Once such moment was 21 years ago, in 1991, when the robed shysters of the Supreme Court “interpreted” the plain meaning of the Fourth Amendment to mean its opposite.
This was the year of Michigan State Police v. Sitz, the case that decided the legality of random roadside sobriety checkpoints on the basis of “compelling state interest,” as lead shyster and Badge Licker in Chief William Rehnquist put it.
Basically, the ends justify the means. “Getting drunks off the road” – anyway, anyhow – is what matters. Not the Constitution. Hence, screw the rule of law. Just git ‘er done, as they say.
But the Fourth Amendment does not have qualifiers – or exceptions. It reads simply:
“The right of the people to be secure in their persons, houses, papers, and effects, against unreasonable searches and seizures, shall not be violated, and no Warrants shall issue, but upon probable cause, supported by Oath or affirmation, and particularly describing the place to be searched, and the persons or things to be seized.”
Note especially the part about “shall not be violated.” That’s pretty strident – and pretty plain – language. There’s no room for “interpretation” – just perversion and rationalization, the means by which our robed shysters traduce the legal protections they were charged by oath to affirm and uphold.
Men such as Rehnquist are far from stupid, which makes them all the more loathsome for the tyranny they rain down upon us.
You can argue until you’re blue in the face about the Importance of Getting Drunks of the Road (or Getting Terrorists – or whatever it maybe). That is not the question – and Rehnquist, et al knew it.

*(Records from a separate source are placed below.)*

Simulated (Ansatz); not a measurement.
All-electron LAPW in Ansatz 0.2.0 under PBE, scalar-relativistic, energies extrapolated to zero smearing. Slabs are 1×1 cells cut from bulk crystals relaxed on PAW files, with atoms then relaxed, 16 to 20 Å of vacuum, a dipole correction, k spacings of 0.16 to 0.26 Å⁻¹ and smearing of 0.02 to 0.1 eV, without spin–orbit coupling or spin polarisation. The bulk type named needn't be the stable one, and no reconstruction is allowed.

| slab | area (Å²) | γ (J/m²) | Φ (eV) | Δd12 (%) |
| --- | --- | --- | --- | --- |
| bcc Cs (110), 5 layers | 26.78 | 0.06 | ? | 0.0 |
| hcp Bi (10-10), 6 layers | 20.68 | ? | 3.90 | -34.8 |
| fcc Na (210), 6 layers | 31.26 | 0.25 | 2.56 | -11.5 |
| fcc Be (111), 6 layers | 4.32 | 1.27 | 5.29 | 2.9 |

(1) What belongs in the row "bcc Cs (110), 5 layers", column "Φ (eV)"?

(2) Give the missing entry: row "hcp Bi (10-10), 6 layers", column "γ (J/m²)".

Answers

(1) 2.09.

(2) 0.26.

The question is whether the Constitution is the law of the land – or not. And decisions such as the one rendered in Sitz prove that it is not. The law is the whim of the state and its “interpreters” – and, of course, its enforcers.
The Constitution’s protections do not provide exceptions for any reason – period – as noted in the Sitz dissent written by William Brennan: “…stopping every car might make it easier to prevent drunken driving… (but this) is an insufficient justification for abandoning the requirement of individualized suspicion.”
Exactly. There is no sufficient justification – other than specific, individualized suspicion – if the Fourth means what it plainly says.
Not that it matters.
And now, we reap the whirlwind.
The Sitz decision established the case law precedent – which is the real law of the land, as opposed to the Constitution. Ask any lawyer. What carries legal force is what the various Deeciders say the law is, not what the Constitution says the law is.
Endless ratiocinations – “compelling state interest” being one – provide the basis for Talmudic parsing by a profession dedicated to making the intelligible unintelligible, as well as arbitrary – precisely the opposite of the intent of the men who wrote our now-inoperative founding documents.
What made America unique in all the world – a country in which the individual’s rights were explicit and sacrosanct, without qualification, period – is gone. Has been gone, for many years now.
The case law precedent established by cases such as Sitz paved the way for the random gropes we’re now subject to at airports – on precisely the same basis of the (supposed) Greater Good, as defined by the robed shysters.
But perhaps the most depressing aspect of this is not the shitting all over the Constitution by the men charged to preserve and protect it. Rather, it is the slavish badge-licking endorsement of the same by “freedom loving” Americans. If the response to previous columns on the subject is indicative, there are large numbers of people out there who either don’t understand the Constitution or (worse) just don’t give a damn about it.
Give them some justification – some excuse – and they will gleefully do a jig on the document.
I’ve had several back-and-forths with one of these people, who constantly talks about the need to “get drunks off the road.” His mentality can’t connect the dots – or just doesn’t want to. He believes that because he doesn’t drink, he’s got “nothing to worry about.” But when I try to point out to him that drinking and driving is a sideshow, that once random and arbitrary laws are enacted – once the Constitution’s (ex) protections become inoperative or qualified at whim by the powers-that-be – we are all vulnerable by definition, because that is what arbitrary and random mean. It is akin to turning loose a driverless car with its gas pedal jammed to the floorboards. It can strike anyone – and “anyone” may just be you.
The founders wrote the Bill of Rights to put a driver behind the wheel. To make sure the “car” stayed on course and did not run off onto the sidewalk, leaving mayhem in its wake.
Oh, I know. The Clovers out there will huff that mayhem is not created by random checkpoints – or TSA gropes. Just a temporary indignity and minor inconvenience for the Greater Good.